By Alan Baldwin
LONDON, Nov 19 (Reuters) - One of Ferrari's two drivers should take a leaf out of Lewis Hamilton's book and accept blame for Sunday's Brazilian Grand Prix collision, according to the Italian team's former technical director Ross Brawn.
Sebastian Vettel and Charles Leclerc put each other out of the penultimate race of the Formula One season at Interlagos after a coming together five laps from the end with a likely podium place at stake.
Hamilton, now a six times world champion, collided on the penultimate lap with Red Bull's Thai rookie Alexander Albon and immediately recognised he was at fault.
The Mercedes driver was summoned to stewards after the race but declined the chance to defend himself, sending a message to say he accepted full responsibility.
The Briton's action resulted in a five-second penalty and demotion from third place to seventh.
"I wouldn’t want to venture an opinion on who was most at fault for the collision," Brawn, now Formula One's managing director for motorsport and also a former Mercedes team boss, said of the Ferrari collision in a review of the weekend.

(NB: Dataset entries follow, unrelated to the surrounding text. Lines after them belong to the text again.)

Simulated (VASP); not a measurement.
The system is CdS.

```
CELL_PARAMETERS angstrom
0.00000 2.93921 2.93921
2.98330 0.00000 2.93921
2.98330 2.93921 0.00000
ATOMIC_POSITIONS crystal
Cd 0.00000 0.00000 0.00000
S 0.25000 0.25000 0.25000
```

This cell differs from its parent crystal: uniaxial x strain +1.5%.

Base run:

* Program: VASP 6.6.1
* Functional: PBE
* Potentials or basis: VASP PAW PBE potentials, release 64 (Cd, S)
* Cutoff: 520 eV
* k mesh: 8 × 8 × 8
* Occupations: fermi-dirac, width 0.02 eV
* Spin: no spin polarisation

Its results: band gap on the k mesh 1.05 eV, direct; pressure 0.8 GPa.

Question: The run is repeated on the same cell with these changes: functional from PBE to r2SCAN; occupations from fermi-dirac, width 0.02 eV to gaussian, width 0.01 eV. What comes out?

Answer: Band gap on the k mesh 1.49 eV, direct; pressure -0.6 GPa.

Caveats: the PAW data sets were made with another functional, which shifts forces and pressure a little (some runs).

"But in the cold light of day, maybe it would be good if one of them will follow Hamilton’s example and immediately admit culpability, as the champion did regarding his clash with Albon."
The Ferrari drivers have been summoned to Maranello for a full analysis of what happened to ensure the internal rivalry does not have a negative impact on the 2020 campaign.
Team boss Mattia Binotto said on Sunday that he wanted the drivers to recognise their mistakes, and Brawn agreed something had to be done.
"If Ferrari really wants to put an end to Mercedes’ dominance, not only does it need to provide its drivers with a more competitive car next year, it must also ensure that incidents like this one are not repeated," he said.
"Formula One is a team sport, especially so in Maranello."
Mercedes have won the last six constructors' and drivers' titles in a row while Ferrari's last world champion was Kimi Raikkonen in 2007.